Dog Won’t Play With Toys? (Mine Won’t) 10 Tips To Get Your Dog Excited About Dog Toys

by Lynnette

Bones & Sticks For Dogs, Chewing & Destructive Behavior, Clicker Training For Dogs, Dog Games & Activities, Dog Toys & Dog Chews, Dog Tricks To Try, Indoor Fun With Dogs

If your dog needs to get a bit more exercise these days, but he doesn’t really enjoy playing with toys…

If you’re trying to get your dog “ready” for agility training

If you want to switch your dog’s focus from treats to toys for training purposes…

If you just want to find a new way to interact with your dog by incorporating something FUN into his daily routine


Whatever your motivation, here’s how to get your dog interested in a brand new toy — to the extent that he will do almost anything to be able to play with that toy!


How To Motivate Your Dog To Play With Toys

From an article entitled, How To Create A Motivating Dog Toy by the fine folks at Say Yes Dog Training:

1. Choose a throwable toy (i.e. one that you can toss, but won’t roll too much, like a tug rope, or a ball in a sock or a stuffed animal).

2. Attach this toy to a light line, string or lead that is about 3 meters long (about 10 feet).

3. Put the toy in a drawer in the midst of your living area (in the kitchen or somewhere else that is easily accessible at all times).

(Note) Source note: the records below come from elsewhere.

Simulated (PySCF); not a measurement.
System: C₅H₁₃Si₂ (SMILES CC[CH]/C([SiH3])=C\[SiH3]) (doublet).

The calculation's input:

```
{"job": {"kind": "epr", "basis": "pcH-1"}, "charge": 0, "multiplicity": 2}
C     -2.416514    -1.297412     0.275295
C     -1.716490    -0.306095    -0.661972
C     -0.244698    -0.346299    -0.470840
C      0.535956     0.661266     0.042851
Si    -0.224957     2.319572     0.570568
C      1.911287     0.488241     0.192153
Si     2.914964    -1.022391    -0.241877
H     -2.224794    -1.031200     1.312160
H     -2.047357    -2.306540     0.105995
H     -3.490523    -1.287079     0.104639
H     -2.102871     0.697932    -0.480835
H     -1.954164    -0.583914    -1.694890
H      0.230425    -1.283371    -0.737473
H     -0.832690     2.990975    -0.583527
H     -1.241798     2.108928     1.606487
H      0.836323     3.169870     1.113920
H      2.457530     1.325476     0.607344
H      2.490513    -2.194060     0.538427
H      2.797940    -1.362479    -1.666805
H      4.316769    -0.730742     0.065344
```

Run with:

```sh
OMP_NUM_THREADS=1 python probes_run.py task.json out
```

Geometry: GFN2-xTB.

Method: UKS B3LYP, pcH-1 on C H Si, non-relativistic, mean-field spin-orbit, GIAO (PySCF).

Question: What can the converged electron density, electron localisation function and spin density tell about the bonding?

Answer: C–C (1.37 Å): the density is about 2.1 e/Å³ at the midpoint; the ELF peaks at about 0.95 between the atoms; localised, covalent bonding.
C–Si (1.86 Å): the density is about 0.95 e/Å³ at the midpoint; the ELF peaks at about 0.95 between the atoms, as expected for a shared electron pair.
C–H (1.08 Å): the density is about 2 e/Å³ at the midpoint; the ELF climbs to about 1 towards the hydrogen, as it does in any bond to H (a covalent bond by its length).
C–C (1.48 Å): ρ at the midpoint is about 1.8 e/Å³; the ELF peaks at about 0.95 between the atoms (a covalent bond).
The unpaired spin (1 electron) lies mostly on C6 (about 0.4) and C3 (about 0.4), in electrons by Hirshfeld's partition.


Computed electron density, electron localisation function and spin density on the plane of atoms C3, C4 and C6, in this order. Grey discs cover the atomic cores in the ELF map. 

4. Before each meal start to act a bit loony. While saying really fun things to your dog (like “oh no”, “what is it”, “do you want this”, “where’s your toy”, etc.) walk, dance, skip…basically act goofy while you make your way over to the special drawer. Then s-l-o-w-l-y open up the drawer while continuing to say nutty things to your dog. Stop talking momentarily (a pause for effect) and then pull the toy out of the drawer, like you just unexpectedly came across a $50 bill and run with it into the next room.

5. Swing the toy above the ground while acting nutty to show the dog what a great time you are having with this fun toy. Dance around for a few more seconds and then toss the toy out like a lure on the end of a fishing pole. Drag it around but BE SURE THE DOG DOES NOT GET HIS MOUTH ON IT. (This whole process should only take 1-2 minutes the first time you do it.)

6. End your fun game, which didn’t include your poor dog, by running back to the drawer, your toy in tow, snatching it up and quickly putting it back in the drawer with a phrase like “oh no, it’s gone”.

7. You may then proceed about your regular routine as if nothing out of the ordinary just happened.

8. Re-enact this bizarre performance 2-3 times a day. After the second day, allow the dog to get his mouth on the toy if he is really keen–but only for a few seconds. Pull on the line to try and steal it from him. Once you get it away (be sure you are taking it from him in a very informal, fun way), play with it a little more by yourself before quickly putting the toy away. Gradually progress, letting him play with you and the toy (tog of war style) a little more each time until you have a dog who loves to see the toy come out.

9. Do not allow him to play with this toy at any other time except during this routine. Ideally, you should remove any other toys that are lying around the house during this time. Leave out only things your dog can lie down and chew on by himself, such as his chew bones.

10. Be sure during this training/play session that you never give your dog any sort of verbal scolding for anything he might do. Before you know it you will have a dog who is as nutty about this toy as you apparently have been! This method works particularly well with new puppies.


BONUS TIP from Say Yes to Dog Training:

If your dog is really motivated by food and has never shown any interest in toys, an option available to you is to take the motivating toy you have chosen to work with and simmer it in a pot of liver, or chicken broth to make it more attractive to your finicky hound.